In the 1940s, around a hundred years after Charles Babbage envisioned the concept of a mechanical computing device, the Electronic Numerical Integrator and Computer (ENIAC) was created. The first working computer, the ENIAC was a 30-ton beast that took up a huge room and whose processing power was provided by thousands of vacuum tubes. Shortly thereafter, the transistor was invented, and these replaced the vacuum tube. Around a decade later, a process was developed to carve all the needed transistors and other components out of solid blocks of material, which ushered in the invention of the microchip, or microprocessor, a tiny chip that performs all the data processing tasks of a computer. These became smaller and smaller, until we were eventually creating them at the atomic scale, and due to this miniaturization of computer components, the devices that housed them also got smaller and smaller. As more transistors fit onto increasingly tiny chips, their processing power grew and grew as their size diminished.

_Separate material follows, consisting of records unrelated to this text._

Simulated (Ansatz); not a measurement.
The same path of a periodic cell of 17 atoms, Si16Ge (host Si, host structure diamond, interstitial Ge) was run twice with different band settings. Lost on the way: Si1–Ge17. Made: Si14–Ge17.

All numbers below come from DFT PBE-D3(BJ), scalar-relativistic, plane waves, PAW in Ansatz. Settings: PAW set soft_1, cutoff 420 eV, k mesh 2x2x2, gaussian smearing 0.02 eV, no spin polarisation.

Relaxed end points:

Meanwhile, in the late 1960s, the U.S. ARPANET, which evolved into the Internet. It was largely a data-sharing tool for scientists and other academics until the 1990s, when Tim Berners-Lee came up with the World Wide Web, which made the Internet the repository of all useful and useless knowledge, and the enabler of much impulse shopping that we know today. This led the human race to create the Mobile Internet Device (MID), a small, highly portable gadget that allows us to get on the Web to check e-mail, update our social networking sites of choice, play games and locate ourselves on a map, among many other things. But what devices can be considered MIDs? What Operating Systems Do They Run? Are all MIDs created equal? What is a MID Tablet? The meaning of the term Mobile Internet Device (MID) has evolved subtly over the years. In the mid to late 2000s, the time before tablets reigned supreme, MID was used to refer to a sort of middle-of-the-road device between a smartphone and a laptop or netbook in size and functionality: something handheld and highly portable, with a bigger screen than a smartphone so that you could more easily view and interact with full-sized Web pages, but smaller than a laptop so that you could slip it into a coat pocket and use it anywhere.
It could have a small built-in keyboard, a touch screen or both as input methods, and could utilize WiFi or cellular networks for connectivity. Sometimes, people would lump phones and netbooks into the expression MID as well, to mean any highly portable Internet-enabled device. Smartphones aside, sales of the earlier mid-sized mobile devices foundered at first, being sought mainly by technology enthusiasts. But in 2010, something happened that in a way changed the face of modern computing. The Apple iPad debuted: a 10-inch (25.4-centimeter) touchscreen tablet running Apple's proprietary iOS operating system. It allowed you to download applications from Apple's proprietary iTunes store and run them on a larger screen than the iPhone. It was very similar in function to the iPhone and the other touchscreen smartphones that followed it, but everything was scaled up. It was easier to read the text on Web pages and books, and made for an experience closer to that of operating a computer or laptop with a normal sized monitor, but with a highly responsive touch screen that allowed you to eschew the mouse, and far greater portability.
You could use it anywhere in the house easily if you had a WiFi network, or outside the house if you found a WiFi hotspot or opted for one of the more expensive 3G cellular models. Bulky, expensive tablet computers existed before, but were more geared toward business use. The iPad made the tablet computer something the general population realized that they wanted for the first time. It sold, and is still selling, incredibly well. Now that tablets are taking over much of the market share once held by laptops, and to a lesser extent held by the small mobile devices once dubbed MIDs, the name MID is generally used to encompass both the smaller tablets and the full-size tablets themselves, often in a connotation referring to the cheaper tablet competitors. Some of these even take the name MID, like the MID M80003W, a super-cheap 8-inch (20.3-centimeter) tablet that sells for under $100, or the spate of slightly more expensive Coby-brand tablets that have MID in their model numbers.